Consider two real-valued random variables $X,Y$ on a probability space $(\Omega,\mathcal{A}, \mathbb{P})$, where $Y$ is standard normal distributed and let $q >2$. Further let $\Vert X\Vert_q := (\mathbb{E}(\vert X \vert^q))^{1/q}$ denote the $L^q$ norm. What I'm looking for is an estimation of the kind $$\tag{$*$}\Vert (XY)^q \Vert_1 \le c_q \Vert X^q \Vert_1.$$
If both were independent, then $$\Vert (XY)^q \Vert_1 = \Vert Y^q \Vert_1 \Vert X^q \Vert_1$$ would hold and $c_q = \Vert Y^q \Vert_1 < \infty$. If they are not independent then my idea was to apply Hoelder's inequality and obtain $$\Vert (XY)^q \Vert_1 \le \Vert X^q \Vert_1 \Vert Y^q \Vert_\infty,$$ but $\Vert Y^q \Vert_\infty < \infty$ does not hold. I tried different variations of Hoelder and tried to use the fact that $\Vert Z\Vert_p \le \Vert Z \Vert_q$ whenever $p \le q$, but nothing worked.
I assume that something like $(*)$ is not possible without the independence $Y$ and $X$, has someone a counterexample in mind?
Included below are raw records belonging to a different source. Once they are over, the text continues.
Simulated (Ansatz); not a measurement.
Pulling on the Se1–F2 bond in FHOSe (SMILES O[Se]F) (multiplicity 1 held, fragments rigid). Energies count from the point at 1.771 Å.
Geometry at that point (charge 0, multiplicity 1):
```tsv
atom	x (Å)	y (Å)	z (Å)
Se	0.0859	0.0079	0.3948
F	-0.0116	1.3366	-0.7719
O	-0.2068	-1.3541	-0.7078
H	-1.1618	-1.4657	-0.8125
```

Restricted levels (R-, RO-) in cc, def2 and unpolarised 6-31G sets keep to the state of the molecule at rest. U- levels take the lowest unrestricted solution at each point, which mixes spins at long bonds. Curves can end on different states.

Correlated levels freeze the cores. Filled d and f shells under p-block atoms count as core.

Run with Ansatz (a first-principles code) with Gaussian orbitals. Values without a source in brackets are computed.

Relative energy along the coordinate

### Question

This is indeed not possible without the independence of $X$ and $Y$. Let $p \in (\frac{1}{q},1+\frac 1q)$ and $$X = \frac{e^{\frac{Y^2}{2q}}}{|Y|^p}1_{|Y| > 1}.$$ Then \begin{align*} \mathbb{E}[|X|^q] &= \frac{2}{\sqrt{2 \pi}} \int_1^\infty \frac{e^{\frac{y^2}{2}}}{|y|^{pq}} e^{-y^2/2}dy \\ &= \frac{2}{\sqrt{2 \pi}} \int_1^\infty \frac{1}{|y|^{pq}}dy < \infty \end{align*} because $pq > 1$, but \begin{align*} \mathbb{E}[|YX|^q] &= \frac{2}{\sqrt{2 \pi}} \int_1^\infty |y|^q\frac{e^{\frac{y^2}{2}}}{|y|^{pq}} e^{-y^2/2}dy \\ &= \frac{2}{\sqrt{2 \pi}} \int_1^\infty |y|^{q(1-p)}dy = \infty \end{align*} because $q (1-p) > -1$.